Last summer, AMD debuted the latest version of its FidelityFX Super Resolution (FSR) upscaling technology. While version 2.x focused mostly on making lower-resolution images look better at higher resolutions, version 3.0 focused on AMD’s “Fluid Motion Frames,” which attempt to boost FPS by generating interpolated frames to insert between the ones that your GPU is actually rendering.
Today, the company is announcing FSR 3.1, which among other improvements decouples the upscaling improvements in FSR 3.x from the Fluid Motion Frames feature. FSR 3.1 will be available “later this year” in games whose developers choose to implement it.
Fluid Motion Frames and Nvidia’s equivalent DLSS Frame Generation usually work best when a game is already running at a high frame rate, and even then can be more prone to mistakes and odd visual artifacts than regular FSR or DLSS upscaling. FSR 3.0 was an all-or-nothing proposition, but version 3.1 should let you pick and choose what features you want to enable.
It also means you can use FSR 3.0 frame generation with other upscalers like DLSS, especially useful for 20- and 30-series Nvidia GeForce GPUs that support DLSS upscaling but not DLSS Frame Generation.
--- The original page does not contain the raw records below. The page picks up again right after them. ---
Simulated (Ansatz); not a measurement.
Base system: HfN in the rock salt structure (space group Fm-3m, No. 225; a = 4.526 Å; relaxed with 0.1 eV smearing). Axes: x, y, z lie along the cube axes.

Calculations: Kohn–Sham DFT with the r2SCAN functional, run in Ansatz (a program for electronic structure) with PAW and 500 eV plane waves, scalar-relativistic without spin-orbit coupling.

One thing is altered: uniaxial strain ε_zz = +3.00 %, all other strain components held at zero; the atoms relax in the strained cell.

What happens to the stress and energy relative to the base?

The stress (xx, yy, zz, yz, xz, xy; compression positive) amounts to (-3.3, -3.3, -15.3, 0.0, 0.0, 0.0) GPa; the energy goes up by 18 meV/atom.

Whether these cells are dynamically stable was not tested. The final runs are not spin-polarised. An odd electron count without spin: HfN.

“When using FSR 3 Frame Generation with any upscaling quality mode OR with the new ‘Native AA’ mode, it is highly recommended to be always running at a minimum of ~60 FPS before Frame Generation is applied for an optimal high-quality gaming experience and to mitigate any latency introduced by the technology,” wrote AMD’s Alexander Blake-Davies in the post announcing FSR 3.1.
Generally, FSR’s upscaling image quality falls a little short of Nvidia’s DLSS, but FSR 2 closed that gap a bit, and FSR 3.1 goes further. AMD highlights two specific improvements: one for “temporal stability,” which will help reduce the flickering and shimmering effect that FSR sometimes introduces, and one for ghosting reduction, which will reduce unintentional blurring effects for fast-moving objects.
The biggest issue with these new FSR improvements is that they need to be implemented on a game-to-game basis. FSR 3.0 was announced in August of 2023, and AMD now trumpets that there are 40 “available and upcoming” games that support the technology, of which just 19 are currently available. There are a lot of big-name AAA titles in the list, but that’s still not many compared to the sum total of all PC games or even the 183 titles that currently support FSR 2.x.
AMD wants to help solve this problem in FSR 3.1 by introducing a stable FSR API for developers, which AMD says “makes it easier for developers to debug and allows forward compatibility with updated versions of FSR.” This may eventually lead to more games getting future FSR improvements for “free,” without effort on the part of the developer.
AMD didn’t mention any hardware requirements for FSR 3.1, though presumably the company will still support a reasonably wide range of recent GPUs from AMD, Nvidia, and Intel. FSR 3.0 is formally supported on Radeon RX 5000, 6000, and 7000 cards, Nvidia’s RTX 20-series and newer, and Intel Arc GPUs. It will also bring FSR 3.x features to games that use the Vulkan API, not just DirectX 12, and the Xbox Game Development Kit (GDK) so it can be used in console titles as well as PC games.